Explanation for MATLAB floating point number calculation?

152 Views Asked by At

I am a beginner studying scientific computation, more specifically floating point numbers and precision in matlab. When testing the outputs of 2 of the following equations, I am not sure how matlab computed the results and why it is computed this way.
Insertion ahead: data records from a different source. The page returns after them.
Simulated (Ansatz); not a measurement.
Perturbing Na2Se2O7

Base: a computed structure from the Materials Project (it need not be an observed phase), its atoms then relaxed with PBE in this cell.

    y = @(x) (exp(x)-1-x)/x^2; 
    z = @(x) (exp(x)-x-1)/x^2; 
    x = 1e-10; 
    fprintf(’x=%.5e\n  y=%.5e\n  z=%.5e\n’, x, y(x), z(x))

Result:
x=1.00000e-10
y=8.27404e+02
z=0.00000e+00

As you can see, the only difference between y and z is that the numerator's order placement changed from $\exp(x)-1-x$ to $\exp(x)-x-1$. Is subtraction not being associative the reason why the result of y and z are different?
Why is z's result exactly 0 instead of a precise number? Is it because matlab's double precision arithmetic rounded it to 0?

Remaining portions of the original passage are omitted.